Sunday 27 June 2021

Willing - Lady Nade

 

Provenance: Idly browsing Twitter on evening I saw an account I follow had posted a link to 'Ain't One Thing', a track on Lady Nade's forthcoming album Willing.

Ten minutes later and I was into my third listen, and had pinged out the link to about five WhatsApp chats. Not something I do very often.

This is one of the very few albums I've pre-ordered (trying to think of others - maybe Ghost's Prequelle?), but I knew I wanted to hear more of the what I'd heard on 'Ain't One Thing'.

Bottom line - I hadn't been this excited about a voice in donkey's years. And it all came from a Twitter recommendation I clicked almost at random.

Review: I've always appreciated good singers, but I'm also big on imperfect technicians who nonetheless have character in their vocals. Lady Nade is both a wonderful singer and someone who brings heaps of personality to the microphone. One of the most joyous aspects of Willing is hearing an unalloyed voice that, for the most part hasn't been teased 'n' tweezed to the point of blandness. You hear every catch and quaver in Lady Nade's remarkable performances, which is rare, human and altogether rather intimate.

There are a couple of exceptions to this on Willing, such as 'One-Sided', where to my untrained ears the words, delivered in a variety of sprechgesang, have been multi-tracked to mildly psychedelic effect. It feels like a clever move to use such trickery so judiciously, because within the context of the wider album it opens up new colours and textures to the soundscape. As an aside, it's also primo to hear a distinctive regional accent in popular music! (Is it Bristolian? I'm useless at these things.)

I could, truthfully, listen to Lady Nade sing my car insurance policy to me and I'd be pretty happy. Better yet is the marriage of voice to these lovely, unfussy arrangements; ranging from fingerpicked folk to rocky Americana, the breathing space in the production allows for some tasty little instrumental touches to come to the surface, like the swirling guitar that wraps up 'Rock Bottom' and the sprinkling of - what, pedal steel? - on 'Willing'. 
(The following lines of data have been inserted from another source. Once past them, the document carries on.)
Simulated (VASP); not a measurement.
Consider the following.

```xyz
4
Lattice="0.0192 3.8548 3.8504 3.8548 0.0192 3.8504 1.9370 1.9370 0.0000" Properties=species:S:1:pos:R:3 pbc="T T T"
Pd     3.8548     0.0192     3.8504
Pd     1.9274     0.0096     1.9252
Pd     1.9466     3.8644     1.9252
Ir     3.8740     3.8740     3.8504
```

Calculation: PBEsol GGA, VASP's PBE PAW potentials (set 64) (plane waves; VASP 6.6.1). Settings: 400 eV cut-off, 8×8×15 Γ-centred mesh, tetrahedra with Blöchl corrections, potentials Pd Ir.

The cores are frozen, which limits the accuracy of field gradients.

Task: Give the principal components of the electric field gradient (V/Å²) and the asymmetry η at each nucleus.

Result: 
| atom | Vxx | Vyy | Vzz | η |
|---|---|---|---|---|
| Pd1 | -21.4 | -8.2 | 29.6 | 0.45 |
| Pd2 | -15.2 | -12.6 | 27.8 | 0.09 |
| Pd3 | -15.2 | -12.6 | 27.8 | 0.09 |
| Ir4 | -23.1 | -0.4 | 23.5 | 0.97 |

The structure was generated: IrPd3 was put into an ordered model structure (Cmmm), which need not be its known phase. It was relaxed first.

Something I haven't even mentioned yet is the songwriting - Lady Nade takes the listener through a variety of moods on Willing and it's all done with a directness and sincerity that is utterly, utterly charming. It's genuinely moving to hear a lyric like "You're so damn perfect / In every kind of way" sung with an audible smile; I suppose what I'm grasping at here is that, at the heart of Willing there seems to be a purity of spirit and emotion. The overall impression is that Lady Nade is letting you in on her innermost unfiltered thoughts, albeit set to music.

I cannot recommend this enough; highlights for me are 'Willing', 'Wildfire', 'One-Sided' and 'Ain't One Thing', but the whole kit and caboodle is superb. Warm, uplifting, tender, beautiful - Willing is all these things, plus a lesson in what can happen if you take a chance or two where listening habits are concerned.